Gold Fever & Tech Mania: How to Trade All-Time Highs Without Getting Burned šŸ”„

Jan 23, 2026

Category: Technical Strategy & Market News

Have you looked at the charts this week? It is a sea of green.

Gold (XAU/USD) is smashing through records, testing zones near $4,900.
Nasdaq (NAS100) is climbing right alongside it, fueled by tech optimism.
This is rare. Usually, when the world is scared (Gold goes up), they sell stocks (Nasdaq goes down). When they are both rallying, we call it a "Everything Rally."

It looks easy, right? Just click "Buy" and get rich? Wrong. Trading All-Time Highs is one of the fastest ways to blow an account because there is no historical resistance to guide you.

Here is how to trade these "rocket ship" markets without getting trapped in the exhaust fumes.

1. The Trap: "FOMO Buying" the Breakout
When Gold breaks a major psychological level (like $4,850 or $4,900), every retail trader rushes to buy. They see the big green candle and think, "This is it! $5,000 is next!"

The Reality: Institutional algorithms know you are buying there. Often, they will push price up just enough to trigger your entry, then aggressively sell to take profit, creating a massive "wick" that hits your Stop Loss before price continues up.
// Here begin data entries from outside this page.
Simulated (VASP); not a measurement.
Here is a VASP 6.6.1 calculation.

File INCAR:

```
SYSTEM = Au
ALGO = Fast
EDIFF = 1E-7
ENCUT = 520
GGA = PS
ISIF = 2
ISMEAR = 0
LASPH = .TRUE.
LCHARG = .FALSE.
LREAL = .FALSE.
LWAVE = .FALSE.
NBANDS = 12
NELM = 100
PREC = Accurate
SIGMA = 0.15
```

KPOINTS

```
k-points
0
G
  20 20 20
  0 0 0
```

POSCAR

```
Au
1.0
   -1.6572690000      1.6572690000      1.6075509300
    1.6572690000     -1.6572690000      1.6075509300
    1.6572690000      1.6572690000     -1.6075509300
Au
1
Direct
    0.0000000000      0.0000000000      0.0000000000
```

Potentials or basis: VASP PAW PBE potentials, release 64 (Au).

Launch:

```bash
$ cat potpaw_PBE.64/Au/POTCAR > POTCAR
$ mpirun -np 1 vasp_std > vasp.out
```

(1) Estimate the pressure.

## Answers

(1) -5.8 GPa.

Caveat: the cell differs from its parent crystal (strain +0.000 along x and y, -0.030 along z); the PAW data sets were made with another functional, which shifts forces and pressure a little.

2. The Fix: Wait for the "Kiss Goodbye"
Never buy the breakout candle. Ever. If Nasdaq smashes through a new high, sit on your hands.

The Strategy:

Let it Break: Let the candle close clearly above the previous high.

Wait for the Dip: Price almost always comes back down to "test" the level it just broke. This is the "Kiss Goodbye."

Enter on Rejection: Wait for a 5-minute or 15-minute candle to touch that old high and show rejection (a wick at the bottom). That is your entry.
If it doesn't come back to retest? Let it go. There will always be another trade. Chasing a vertical market is gambling, not trading.

3. Adjust Your Targets (The "Blue Sky" Problem)
When price is at an All-Time High, there is no "next resistance" level to target. You are flying in "Blue Sky" territory.

Don't set arbitrary Take Profits (e.g., "I'll hold until $5,000").

Do use a "Trailing Stop." As price moves up, move your Stop Loss up behind it (e.g., under the previous 15-minute low). Let the market take you out when it's done, rather than guessing where it will stop.


Conclusion: Respect the Gravity
We are currently seeing prices driven by headlines (Geopolitics for Gold, AI earnings for Nasdaq). Headlines change fast. Enjoy the rally, but keep your stops tight. The higher we climb, the thinner the air gets.